Thomas Bushnell wrote

> It's right that Lisp2 doesn't force you to follow those rules, but if
> you don't follow them, then you can't claim that CL macros are
> hygenic.

On 15 March, at 11:10:19 PST, Rahul Jain quoted the above and replied:

> No one claimed that they are. Your reading skills are deteriorating.
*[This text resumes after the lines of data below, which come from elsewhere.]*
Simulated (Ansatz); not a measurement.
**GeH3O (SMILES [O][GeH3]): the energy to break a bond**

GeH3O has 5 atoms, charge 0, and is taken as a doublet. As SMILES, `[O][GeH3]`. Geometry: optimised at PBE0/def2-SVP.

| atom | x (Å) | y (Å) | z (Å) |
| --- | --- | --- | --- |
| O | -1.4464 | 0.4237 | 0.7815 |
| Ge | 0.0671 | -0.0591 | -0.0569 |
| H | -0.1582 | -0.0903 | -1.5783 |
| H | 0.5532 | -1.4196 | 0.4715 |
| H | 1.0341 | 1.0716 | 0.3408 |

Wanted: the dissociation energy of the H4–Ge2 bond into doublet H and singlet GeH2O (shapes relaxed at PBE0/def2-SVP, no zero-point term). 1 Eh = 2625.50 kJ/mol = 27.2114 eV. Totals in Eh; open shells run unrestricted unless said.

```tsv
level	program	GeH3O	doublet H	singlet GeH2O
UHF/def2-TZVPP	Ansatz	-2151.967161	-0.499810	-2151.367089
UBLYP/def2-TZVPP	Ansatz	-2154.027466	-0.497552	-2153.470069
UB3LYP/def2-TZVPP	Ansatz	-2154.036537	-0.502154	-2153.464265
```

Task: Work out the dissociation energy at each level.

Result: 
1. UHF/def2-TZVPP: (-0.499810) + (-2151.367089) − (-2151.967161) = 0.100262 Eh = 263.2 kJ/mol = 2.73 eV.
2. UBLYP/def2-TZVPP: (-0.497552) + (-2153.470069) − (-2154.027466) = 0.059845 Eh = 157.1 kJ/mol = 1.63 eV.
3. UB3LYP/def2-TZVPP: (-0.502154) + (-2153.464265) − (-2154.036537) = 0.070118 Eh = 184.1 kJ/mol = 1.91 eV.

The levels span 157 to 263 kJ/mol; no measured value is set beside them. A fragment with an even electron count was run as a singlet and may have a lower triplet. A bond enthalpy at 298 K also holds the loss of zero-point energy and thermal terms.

On 15 March, at 23:50:16 PST, Rahul Jain wrote:

> Common Lisp has hygenic macros, too.

For the record:  Common Lisp does not have hygienic macros.

Hygienic macros are not just macros that avoid inadvertent
name captures provided all programmers involved follow a
certain programming discipline and don't make any mistakes,
as everyone agrees is true of CL macros; hygienic macros
are macros that avoid name captures no matter how incompetent
the programmers and no matter how many mistakes they make.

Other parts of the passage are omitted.